The Unbearable Lightness of Material (in a MESHed City)

Translucent concrete made by embedding fibre optics in the aggregate mix. (LiTraCon Inc.)

In a truly MESHed CIty building materials are lighter, cheaper to make, and capable of producing an infinite array of forms and effects only the most creative designers will be able to fully exploit. What is driving this building technology revolution? Breakthroughs in nanotechnology allow these new materials to improve how our cities look, perform, and are maintained. Oh, and cities will be smarter too: a lot smarter.

In broad terms the building material revolution functions across two key categories: one is rigid materials like most steels, other metal alloys, cements, and transparent media like glass; the second category is in flexible materials like textiles, screens, and fibres like biosteel (which is as the name implies a super-strong material made by a living source). In the work of the next generation of designers we’ll see market-disrupting changes in the building industry these materials bring; however, hand-in-hand with changes in material technology will be the need for corresponding changes to the way the building industry finances its more creative projects.

We will explore the more traditional building materials first.

Making steel stronger but also more ductile can produce new, more plastic forms in architecture. (Image courtesy Brown University)

Where did these new, nano-based materials come from? The surprising truth is that some come from improving old ideas that, unkown until now, relied on nano-sized particles for their strength. For example, Brown University researchers are experimenting with a new twist, as it were, on how to strengthen steel. A simple technique called twinning-induced plasticity, or TWIP, raises the bar on the limits of  “strength-ductility tradeoff.”  In other words, the technique of twisting hot steel creates a stronger metal that is less likely to fracture under a variety of loads.

In work done at the university by Huajian Gao and his partners, the old process of strengthening steel by folding it over and over again—think of Japanese Samurai sword technology called “work hardening”—is adopted to achieve better strength. Gao explains:

“Essentially we partitioned the material into a hardened part near the surface and a softer part near the core,” Gao said. “This allowed us to double the strength without sacrificing ductility.”

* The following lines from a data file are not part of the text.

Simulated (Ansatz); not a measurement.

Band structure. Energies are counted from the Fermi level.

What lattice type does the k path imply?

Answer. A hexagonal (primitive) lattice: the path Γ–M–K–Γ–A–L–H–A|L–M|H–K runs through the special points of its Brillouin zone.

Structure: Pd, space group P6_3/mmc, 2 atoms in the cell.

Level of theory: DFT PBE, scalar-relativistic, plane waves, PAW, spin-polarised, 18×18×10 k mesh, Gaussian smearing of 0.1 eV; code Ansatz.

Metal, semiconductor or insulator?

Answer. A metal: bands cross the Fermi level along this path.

Train station in Zurich by Santiago Calatrava.

As new, better materials flood the market, however, the construction industry will have to change its project financing to fully benefit from them. In fact, that change is happening propelled by the the fusion between design thinking and the power of industrial scale manufacturing.

If you remember building innovation in the nineteen-nineties you will recall that Santiago Calatrava revolutionized the way architects designed in concrete. Working with industry partners who had developed stronger, and less water permiable, ductile aggregates, Calatrava had the design and engineering skills needed to imagine new forms based on the medium’s enhanced performance characteristics. Very quickly other industry players had to incorporate the more plastic, stronger material or be left behind in a design-aware world. Calatrava’s work illustrates how a new building material spurred sector innovation.

Today concrete is not only more plastic in its ability to adopt complex shapes, it is stronger and lighter too. Concrete panels can even be made translucent as researchers and architects in Budapest discovered in 2001. Their LiTraCon material (light transmitting concrete) while not nano tech based creates new possibilities for space making in architecture.

But it is nano-tech scale innovation that is creating the concrete architects will use to build the energy efficient, livable cities of tomorrow. By embedding carbon nanotubes in concrete it becomes much stronger and lighter. It can also be made to conduct electricity creating new design opportunities for an old building technology. Imagine Internet of Things capable concrete panels as part of a large modular design project. The potential for new design solutions from smart building materials is limitless.

Nanocarbon tubes layered onto a glass substrate will generate power while transmitting light. 

Nanotechnology is revolutionizing the glass industry as well. Today there are numerous nano-particle based applications that when coated on glass give it a range of enhancements. Self-cleaning glass is an industry-wide application. One promising new technology allows glass to generate electricity from light the same way silicon-based photovoltaics do now. It lets glass transmit light into a building while also providing a source for cheap, green energy. The glass can effectively become an information highway and, in time, we are sure that glass panels will become image mediums as well as power sources in cities. For a very technical but informative description of the latest research on the topic, see this paper.

Here is a graph that shows the relative cost of materials compared to their strength measured by their modulus of elasticity. Concrete is at the left, as expected, engineered ceramics are at the right as they are both very strong and very expensive (ceramics are used for jet turbine blades after all).

Cost versus strength of building materials. Source: MIT

Project Finance

Even while the research industry is creating stronger, lighter, and more agile materials for builders, their future application in MESHed Cities may take a while to become ubiquitous.

In today’s moribund economy the construction industry is slow to embrace change unless it is profitable. That is because the industry’s innovation efforts tend to be funded by a project-by-project return on investment.

For the majority of builders, it is easier and more financially rewarding in the short term to make money on a project by innovating faster ways to use old tech than it is for them to benfit from new materials requiring longer term, multi-project investments. That will change as the new materials become more available and material suppliers incorporate new ways to finance builders. Until that happens we will see innovative construction systems exploiting existing steel technology created through advanced CADCAM design like that being used at Vectorbloc.

Calatrava proved, however, that when designers can team up with material suppliers to create breathtaking new structures, the construction industry has no choice but to embrace the innovation. Perhaps governments will begin offering the same kind of R&D economic stimulus to the building sector—as it embraces more and more advanced technologies—as they do to the digital sector. However new funding for building innovation evolves, change is coming. The only questions we have to ask is how fast and will Western economies continue to lag behind Asia Pacific?

MESH Cities waits for the cities of tomorrow, today.